Ten days later, the couple on Wednesday was still waiting for one of their bags, or even a clear answer on where it was. Last they heard, a local luggage delivery company had it. Or it might be in a Delta Air Lines warehouse in Atlanta.
"Yes, there was a very bad weather situation, but that does not excuse anyone," said Dallal, a comparative literature doctoral student at New York University. "This is totally unacceptable to me and to my wife and to every passenger, I believe."
It's among a hundred or more bags still at large after a long weekend of dysfunction at JFK, where a Jan. 4 snowstorm and subsequent cold snap spiraled into frozen equipment, arriving flights waiting hours for backed-up terminal gates, a burst water pipe that flooded one terminal and days of delays.
The luggage in limbo is a fraction of the thousands of unclaimed bags that accumulated during the chaos. But it illuminates the magnitude of the breakdown and airlines' limitations in handling baggage backups.
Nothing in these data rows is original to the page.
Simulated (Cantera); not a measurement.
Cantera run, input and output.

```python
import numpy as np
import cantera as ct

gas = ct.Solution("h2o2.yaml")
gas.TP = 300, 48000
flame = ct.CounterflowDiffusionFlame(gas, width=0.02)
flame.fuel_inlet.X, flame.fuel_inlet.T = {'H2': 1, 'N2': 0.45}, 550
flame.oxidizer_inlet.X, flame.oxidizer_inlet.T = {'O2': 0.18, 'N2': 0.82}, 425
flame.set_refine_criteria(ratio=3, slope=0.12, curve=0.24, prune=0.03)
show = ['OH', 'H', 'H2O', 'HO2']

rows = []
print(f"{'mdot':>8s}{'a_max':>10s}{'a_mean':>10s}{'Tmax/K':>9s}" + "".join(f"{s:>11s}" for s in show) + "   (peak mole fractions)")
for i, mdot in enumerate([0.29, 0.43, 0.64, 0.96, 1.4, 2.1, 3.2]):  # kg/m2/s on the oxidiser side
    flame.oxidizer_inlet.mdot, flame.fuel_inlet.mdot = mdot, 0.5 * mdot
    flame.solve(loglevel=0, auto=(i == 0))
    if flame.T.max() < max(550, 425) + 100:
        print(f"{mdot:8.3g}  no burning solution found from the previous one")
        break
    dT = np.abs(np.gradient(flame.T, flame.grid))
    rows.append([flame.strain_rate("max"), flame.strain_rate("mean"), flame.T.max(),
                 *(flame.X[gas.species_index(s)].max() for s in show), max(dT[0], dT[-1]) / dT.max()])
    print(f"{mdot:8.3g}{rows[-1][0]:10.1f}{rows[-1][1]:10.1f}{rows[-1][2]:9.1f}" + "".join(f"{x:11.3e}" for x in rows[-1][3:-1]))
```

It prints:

"When an event like this happens, there's suddenly no physical manpower to address it," Mann said. "They are forced back into manual procedures and not equipped to handle it."
No kidding, says Inderjit Singh Kaul. He was still waiting late Wednesday in Mumbai, India, for word of the bag he last saw at JFK after a Jan. 6 flight from London. He said the suitcase cleared customs at JFK, and then was re- checked when he went on to Las Vegas for a digital marketing conference.
Atlanta-based Delta said its JFK baggage operation had cleared the backlog and sent bags out to be delivered by Jan. 10, adding that it needs accurate contact and delivery information to return luggage.